When he had followed up the first parable with a pungent application regarding the abuse of riches, “the Pharisees, also, who were covetous, heard all these things, and they derided him.” To them, in reply to their jesting, he spoke the words verses 14–18, and then resumed, in verse 19th, “There was a certain rich man,” &c.[93]

At the beginning of the chapter, addressing his own disciples particularly, although some of the Pharisees were present, he had taught them from the case of the prudent steward to use the possessions of this world with a view to their bearing on the next; and now, to complete the lesson, he will teach them, by a terrible example, the consequences of neglecting that rule.

But before we proceed to examine the parable in detail, it is important to determine generally regarding its nature whether it is an allegory in which spiritual things are represented by sensible objects, or simply an instructive example, historic or poetic, charged like other examples with moral warning and reproof. The parable of the sower is an allegory: the sower represents not a sower, but a preacher; the seed represents not seed, but the Gospel: whereas in the inner substance, as well as the outward form of the lesson, the good Samaritan is simply a good Samaritan, and the wounded traveller is simply a wounded traveller. The parable of the rich man and Lazarus is not allegory; it belongs to the class of the Samaritan, and not to that of the sower. It is not like a type, which a man cannot read until it is turned; but like a manuscript, which delivers its sense directly and at first hand.[94]

The description of the rich man is short, but full. He “was clothed in purple and fine linen, and fared sumptuously every day.” He maintained a royal state and a prodigal expenditure. This excess of luxury was not confined to great occasions; it was the habit of every day.

Here, as in other cognate parables, great wisdom is displayed in bringing the whole force of the rebuke to bear on one point. It is not intimated that this man made free with other people’s money, or that he had gained his fortune in a dishonest way. All other charges are removed, that the weight lying all on one point may more effectually imprint the intended lesson. To have represented him as dishonest or drunken, would have blunted the weapon’s edge. Here is an affluent citizen, on whose fair fame the breath of scandal can affix no blot. He had a large portion in this world, and did not seek—did not desire any other. He spent his wealth in pleasing himself, and did not lay it out in serving God or helping man. It is not of essential importance whether such a man miserably hoard his money, or voluptuously spend it in feasts and fine clothing. Some men take more pleasure in wealth accumulated, and others more in wealth as the means of obtaining luxuries. These are two branches from one root; the difference is superficial and accidental: the essence of the evil is the same in both—a life of self-pleasing—“without God in the world.”
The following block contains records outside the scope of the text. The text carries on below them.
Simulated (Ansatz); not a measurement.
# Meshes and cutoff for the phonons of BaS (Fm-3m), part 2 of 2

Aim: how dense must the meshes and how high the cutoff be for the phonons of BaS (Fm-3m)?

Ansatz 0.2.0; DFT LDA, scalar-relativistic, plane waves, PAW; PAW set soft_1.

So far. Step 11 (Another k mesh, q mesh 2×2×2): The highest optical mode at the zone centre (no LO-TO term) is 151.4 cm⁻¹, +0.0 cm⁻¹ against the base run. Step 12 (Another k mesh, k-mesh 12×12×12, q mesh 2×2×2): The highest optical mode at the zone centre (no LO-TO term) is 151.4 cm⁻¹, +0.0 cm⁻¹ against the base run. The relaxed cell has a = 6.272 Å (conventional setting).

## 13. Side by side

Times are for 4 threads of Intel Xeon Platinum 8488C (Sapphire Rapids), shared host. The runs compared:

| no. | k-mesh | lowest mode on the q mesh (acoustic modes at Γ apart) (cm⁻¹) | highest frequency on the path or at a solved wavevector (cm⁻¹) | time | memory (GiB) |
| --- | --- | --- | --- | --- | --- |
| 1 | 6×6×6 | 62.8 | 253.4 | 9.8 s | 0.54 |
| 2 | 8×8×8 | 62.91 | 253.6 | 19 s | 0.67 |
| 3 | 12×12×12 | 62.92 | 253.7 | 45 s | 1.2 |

By a transition, purposely made very abrupt, we learn next that a beggar named Lazarus[95] was laid at this rich man’s gate, full of sores. Whether the position was chosen by the man himself, or by his friends for him, the motive is obvious—it was expected that where so much was expended, perhaps also wasted, some crumbs might come the beggar’s way.

“The dogs came and licked his sores;” perhaps the dogs, always plentiful in eastern cities, that had no master; perhaps the dogs that belonged to the rich man, and had turned aside to lick the beggar’s sores when their master rode past on the other side, and hid from the sight of misery within the drapery of his stately mansion. The act attributed to the dogs accords, as is well known, with their instincts and habits. It is soothing to the sufferer in the sensations of the moment, and healthful in its effects. When the beggar’s fortunate brother took no notice of his distress, the dumb brutes did what they could to show their sympathy. The stroke, though it wears all the simplicity of nature, is in the parable due to consummate art; the kindness of the brute brings out in deep relief the inhumanity of man.

“And it came to pass that the beggar died.” Towards this point the narrative hastens. Here on the border is the hinge on which the lesson turns. The whole parable is constructed and spoken in order to show how this life bears on eternity; and to make eternity, thus unveiled, bear reciprocally on the present life. The death of Lazarus happened in the ordinary course of things: his sufferings came to an end. Not a word of his dust, whether it was buried, or how. Of design, and with deep meaning, the body is left unnoticed, and the history of his soul is continued beyond the boundary of life, as the real and uninterrupted history of the man: in the same breath and in the same sentence that intimates his death, we are informed that he was carried by angels into Abraham’s bosom. The dying and the entrance into the rest that remaineth are expressed in one sentence, the two clauses connected by a copulative conjunction: the Lord means manifestly to teach us, as he afterwards taught the repenting malefactor on the cross, that there is no interval to his people between departing from the body and being with Christ.

Nor did Jesus then reveal the immortality of the soul: the doctrine was already accepted, and he assumed it in his discourse as a truth known and acknowledged. Even the resurrection of the body was a commonplace among the immediate disciples of Jesus during the period of his ministry: “Thy brother shall rise again,” said the Lord to Martha. “I know that he shall rise again,” she replied, “in the resurrection at the last day:” this was a belief that she previously possessed.

Abraham’s bosom, we may assume, was already an expression employed by the Jews to designate the place of the blessed beyond the grave. It accords much better with the Lord’s purpose and method to suppose that this phrase and the term paradise, which he afterwards employed to express the same idea, were adopted by him from the current custom, than that they were then first introduced.